I’m taking a six-session course with a young (late 40s) Reform rabbi named Alan Ullman. He tried being a pulpit rabbi for about three years, gave it up to teach teen-age through adults (young and old). He’s an itinerant, teaching in various locations between Hartford and Boston, living in Worcester. His focus is always the spiritual aspect of the Bible (or other Jewish texts), no matter what he titles his courses. It is always exciting to study with him and with the people he attracts. And he is very attractive: handsome, atheletic and dramatic. I’ve attended some of his single shot lectures and two other multi-session courses.
The current one is called Sacred Connections, meets for two hours on Monday evenings. Last session we looked at three passages: Ex. 19:1-6; Lev. 25:23; and Ex. 20:12. We got through several “connections” such as Mt. Sinai and the bush (sneh), Egypt/Wilderness/the land. Egypt: the very narrow place, no room to turn around. Wilderness: vast, no boundaries, no focal point. Place of radical shift. I won’t go through the whole discussion (and Rabbi Ullman pulls the most interesting comments and observations from the students).

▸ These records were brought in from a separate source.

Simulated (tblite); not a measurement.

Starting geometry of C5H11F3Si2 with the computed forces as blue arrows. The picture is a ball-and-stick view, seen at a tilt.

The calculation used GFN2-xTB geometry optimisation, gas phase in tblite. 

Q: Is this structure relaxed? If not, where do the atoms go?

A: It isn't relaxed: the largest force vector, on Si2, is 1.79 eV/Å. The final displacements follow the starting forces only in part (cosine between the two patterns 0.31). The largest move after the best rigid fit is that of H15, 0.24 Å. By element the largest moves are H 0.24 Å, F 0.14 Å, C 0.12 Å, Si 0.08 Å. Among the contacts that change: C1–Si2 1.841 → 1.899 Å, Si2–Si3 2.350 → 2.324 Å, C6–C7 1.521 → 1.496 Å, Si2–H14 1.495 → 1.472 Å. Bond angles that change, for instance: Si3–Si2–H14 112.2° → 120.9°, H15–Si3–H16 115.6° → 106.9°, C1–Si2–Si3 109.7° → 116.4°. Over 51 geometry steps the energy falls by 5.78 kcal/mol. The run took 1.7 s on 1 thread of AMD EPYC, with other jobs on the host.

I will just tell you the bottom line conclusion from the three texts: “The land is Mine. You are resident strangers with Me. Honor your father and mother that you may long endure on the land which God is giving you.” The land is God’s. We are God’s. We’re temporary and we don’t own anything. God’s gift of “the land” is the gift of a spiritual relationship with God. Even if “the land” is a specific place, the giving “is” (present tense) and not forever. It’s all conditional. “If you listen, then you will hear.”
I come away from these sessions in a state not unlike the one after the births of my children: exhilarated and tranquil at the same time.